Sunday, March 5, 2017

In Transit

In Transit is a feel good show that makes New York City look like a squeaky clean place where everyone gets alone, smiles at one another, and finds their path in life. I wish this were true, but those who live here know differently. When is the last time you spoke to a random stranger on the subway? We don't look up from our phones long enough to make eye contact, let alone actually have a conversation.

In Transit is the first Broadway musical to feature a cappella music. The creative team features Kristen Anderson-Lopez of Frozen fame, though this piece doesn't soar nearly as high. One's opinion of this show will depend largely on their fondness for a cappella music. I honestly find it exhausting to listen to. For me it's overwhelming to hear all of that sound and try to take it in while also trying to decipher lyrics and a story. If you sang in one of those vocal groups with a quirky name in college, you may feel differently.

This one-act goes by at a feverish pace. The intention is to keep the energy flowing, like a rush hour express train, though it keeps any character or storyline from fully developing. The majority of characters are stereotypes: the out of work banker, the closeted gay man with a born-again mother, his eager to be married fiance, a recently dumped twenty-something, and because it's New York, a struggling actress. These roles are performed with vocal precision and palpable energy by James Snyder, Justin Guarini, Telly Leung, Erin Mackey, and Margo Seibert respectively. The one character who is written in three dimensions is Seibert's Jane. She shows genuine heartbreak when she finally wins a Broadway role, only to have it stolen by a star. The best scene in the show involves Jane riding the subway back and forth to JFK, unable to get on the plane to her high school reunion and face failure. Boxman, a subway performer with whom she often crosses paths, gives her a few inspirational words that help her to press onward in her pursuit of Broadway.

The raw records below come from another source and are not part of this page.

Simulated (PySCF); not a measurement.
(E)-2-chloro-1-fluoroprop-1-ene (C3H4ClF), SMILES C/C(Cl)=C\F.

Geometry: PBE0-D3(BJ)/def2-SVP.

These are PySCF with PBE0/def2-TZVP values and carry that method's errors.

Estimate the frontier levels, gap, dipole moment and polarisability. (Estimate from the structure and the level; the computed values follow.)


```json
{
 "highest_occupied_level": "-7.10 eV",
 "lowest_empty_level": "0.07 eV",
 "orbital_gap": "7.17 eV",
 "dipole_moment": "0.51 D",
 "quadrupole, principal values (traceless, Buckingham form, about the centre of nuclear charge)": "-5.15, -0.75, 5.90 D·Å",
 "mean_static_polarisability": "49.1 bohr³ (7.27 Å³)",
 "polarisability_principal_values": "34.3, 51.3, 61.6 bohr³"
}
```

This piece should do very well touring and regionally, particularly in places without public transportation. In this world, the subway is a land of opportunity where all of your dreams can come true. But, New Yorkers...we know better.

Thursday, March 2, 2017

Sunset Boulevard

Every once in a while, a show lands a theatre that suits it perfectly. Wicked and Lion King can fill big barns like the Gershwin and Minskoff, Next to Normal was right at home in the intimate Booth, and then there is the revival of Sunset Boulevard, which I cannot imagine anywhere but the historic and grandiose Palace. The ghost of Judy Garland must be very much at home in this morose, reflective production.

As a Broadway fanatic, I am embarrassed to say I didn't have much knowledge of Sunset Boulevard other than the casting drama involving Patti LuPone. Glenn Close certainly has a commanding presence as the tragic Norma Desmond. Her voice is not first rate, though the vocal impurities add to the sadness of the aging diva who is cracking before our very eyes. That being said, I don't see anything singular about Glenn Close's permanence that wouldn't have been conveyed by any other film actress of a certain age. Jessica Lange comes to mind as another woman who could fill Demond's pumps. Lady Gaga is someone I could see playing the role in future revivals, but that is a conversation for another day.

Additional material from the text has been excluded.